Key EIPs in Pectra and their impact

EIP-7702: Account abstraction

Authored with input from Ethereum co-founder Vitalik Buterin, EIP-7702 — included in Pectra — enables user wallets to temporarily execute smart contract logic, a step toward full account abstraction. This EIP allows wallets to support features such as letting third parties, like dApps, cover gas fees, enabling “freemium” models where users can interact without ETH.

Users can also combine multiple actions, such as token approvals and swaps, into one transaction, which is expected to reduce gas costs and user friction.

Finally, account abstraction is expected to enable features like social recovery, allowing users to restore lost keys via trusted contacts.

EIP-7251: Staking with higher validator limits

EIP-7251 increases the maximum effective validator balance from 32 ETH to 2,048 ETH, allowing for reward compounding and validator consolidation.

Previously, stakers with more than 32 ETH had to split stakes across multiple validators, creating operational complexity. Large operators can now merge multiple 32 ETH validators into one, reducing network bandwidth demands. Solo and institutional validators will have fewer nodes to manage, lowering hardware and maintenance costs.

However, critics warn that EIP-7251 may increase centralization, as wealthier stakers or pools could dominate.

EIP-7691: Doubling blob throughput for Layer 2 scalability

Building on Dencun’s proto-danksharding, EIP-7691 increases blob throughput from 3 (target) and 6 (max) to 6 and 9 per block, respectively.

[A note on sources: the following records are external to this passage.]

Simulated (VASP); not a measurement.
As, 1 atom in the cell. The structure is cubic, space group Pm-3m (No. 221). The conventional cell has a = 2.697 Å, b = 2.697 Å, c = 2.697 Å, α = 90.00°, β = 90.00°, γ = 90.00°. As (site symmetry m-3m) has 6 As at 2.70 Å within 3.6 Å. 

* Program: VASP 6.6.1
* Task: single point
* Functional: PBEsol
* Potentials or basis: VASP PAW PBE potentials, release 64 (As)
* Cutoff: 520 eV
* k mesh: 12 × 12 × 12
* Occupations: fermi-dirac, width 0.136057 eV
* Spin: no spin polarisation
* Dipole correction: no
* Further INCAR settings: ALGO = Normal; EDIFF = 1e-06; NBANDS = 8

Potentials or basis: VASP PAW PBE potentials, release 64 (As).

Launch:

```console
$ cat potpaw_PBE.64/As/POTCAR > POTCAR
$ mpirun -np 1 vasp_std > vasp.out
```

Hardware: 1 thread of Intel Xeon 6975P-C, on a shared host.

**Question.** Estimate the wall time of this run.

Blobs — temporary data stores for Layer 2 rollups — reduce L1 fees for rollups like Arbitrum and Optimism by 10–100x. This EIP may boost rollup efficiency, resulting in more blobs, which can mean lower transaction fees and faster processing for Layer 2 users.

It also allows rollup developers to scale dApps more cost-effectively, which is important as Layer 2 TVL grows.